When we founded Stadion Sports, we did so, in part, because the conversation taking place in intercollegiate athletics today sounds very familiar to that which took place in Olympic sport all the way back in the early 1990s (yes, some of us are old enough to have been around way back then).
The challenge for Olympic sport was essentially this:
How to preserve and balance a complex ecosystem of commercial rights (crossing multiple countries) that involved the International Olympic Committee, Olympic Games Organizing Committees, Olympic Broadcasters, National Olympic Committees, International Federations and National Governing Bodies – and at the same time, open a new pathway for athletes to begin benefiting from their own commercial value (read: Name, Image and Likeness).
Sound familiar?
In 1991, the IOC introduced to the Olympic Charter (which is essentially the Rules of the Road for Olympic Sport) something called Rule 40. Rule 40 was an innovative solution that protected the value of the investment required to become an Olympic Games sponsor; preserved the commercial marketplace for broadcast rightsholders; respected the commercial rights of NOCs, IFs and NGBs – AND, opened the door for athletes to begin benefiting directly from commercial opportunities.

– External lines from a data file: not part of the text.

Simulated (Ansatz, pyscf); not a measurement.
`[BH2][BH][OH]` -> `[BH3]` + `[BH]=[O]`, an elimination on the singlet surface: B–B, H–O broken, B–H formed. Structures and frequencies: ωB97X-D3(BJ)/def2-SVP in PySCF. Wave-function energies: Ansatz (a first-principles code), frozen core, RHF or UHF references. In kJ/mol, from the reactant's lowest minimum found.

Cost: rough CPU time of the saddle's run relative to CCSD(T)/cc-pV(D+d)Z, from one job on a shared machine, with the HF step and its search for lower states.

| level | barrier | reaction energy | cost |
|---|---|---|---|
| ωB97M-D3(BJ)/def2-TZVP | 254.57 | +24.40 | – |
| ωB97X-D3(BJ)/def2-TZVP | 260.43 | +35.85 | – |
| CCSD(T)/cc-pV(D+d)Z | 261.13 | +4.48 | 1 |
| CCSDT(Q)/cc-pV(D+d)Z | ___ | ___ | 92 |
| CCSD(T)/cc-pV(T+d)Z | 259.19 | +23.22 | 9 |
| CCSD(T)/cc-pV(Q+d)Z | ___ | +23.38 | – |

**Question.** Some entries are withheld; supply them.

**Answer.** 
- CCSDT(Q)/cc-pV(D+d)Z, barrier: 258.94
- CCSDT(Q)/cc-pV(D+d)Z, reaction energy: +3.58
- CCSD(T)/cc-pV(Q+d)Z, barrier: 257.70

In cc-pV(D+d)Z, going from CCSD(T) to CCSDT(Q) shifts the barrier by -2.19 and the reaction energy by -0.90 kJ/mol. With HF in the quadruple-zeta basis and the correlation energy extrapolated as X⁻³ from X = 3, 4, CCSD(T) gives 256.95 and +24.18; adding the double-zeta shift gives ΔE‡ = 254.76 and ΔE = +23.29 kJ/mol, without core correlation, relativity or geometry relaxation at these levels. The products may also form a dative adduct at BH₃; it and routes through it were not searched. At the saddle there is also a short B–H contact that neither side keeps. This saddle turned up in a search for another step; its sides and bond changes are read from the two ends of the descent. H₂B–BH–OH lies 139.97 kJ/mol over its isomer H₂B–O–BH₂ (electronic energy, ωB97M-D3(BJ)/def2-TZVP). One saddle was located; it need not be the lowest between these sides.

It was Visionary Mathematics: 1+1+1+1 = A Much Happier, Vibrant And More Viable Olympic Family.
One of the key features of Rule 40 is this: the IOC establishes a “blackout period” – generally commencing a few weeks prior to the beginning of the Olympic Games and extending until a few days after conclusion of the Games – during which participants in the Olympic Games (read: Athletes) agree to not allow his/her person, name, picture or sports performance to be used for advertising purposes.
At the same time, there are important exceptions to Rule 40 – notably for Olympic Games Sponsors, Games Broadcasters and National Olympic Committee Sponsors, who are permitted to use Games and athlete imagery in commercial programs during the blackout period (subject to IOC rules).
What does this all mean:
For the 3 years and 10 months (or so) leading up to the Olympic Games, athletes are free to construct their own endorsement deals and other NIL opportunities – working, of course, within the rights parameters of their National Governing Body (including National Team agreements), National Olympic Committee and, in some cases, their International Federation. Of course, use of the word “Olympic” and related marks and terminology is, understandably, strictly protected by the IOC and National Olympic Committees such as the United States Olympic and Paralympic Committee.
Then, during a specific period of time, the ability to leverage an official Olympic association, Olympic imagery, etc. is assigned exclusively to Olympic Sponsors, Broadcasters and National Olympic Committees (there are a few exceptions granted here, but you get the idea).
First implemented some 30 years ago, this was an innovative solution introduced by the IOC designed to create a larger pie for everyone.
As with everything in sport, Rule 40 is evolving, and the IOC and National Olympic Committees have made some significant -- and progressive -- changes that will be seen as quickly as the upcoming Tokyo Games; changes that will further benefit athletes and their personal sponsors. More on that in a future post.
For now, could this framework apply to intercollegiate athletics? We certainly think so. We think the lessons learned from international sport absolutely apply to the rapidly-changing landscape of intercollegiate athletics.
Whatever solution ultimately emerges regarding the introduction of NIL for intercollegiate athletics, the challenge is this: how best to prepare your student-athletes, athletic department and commercial partners to succeed in a world that is changing very rapidly.
Exciting times (that feel familiar).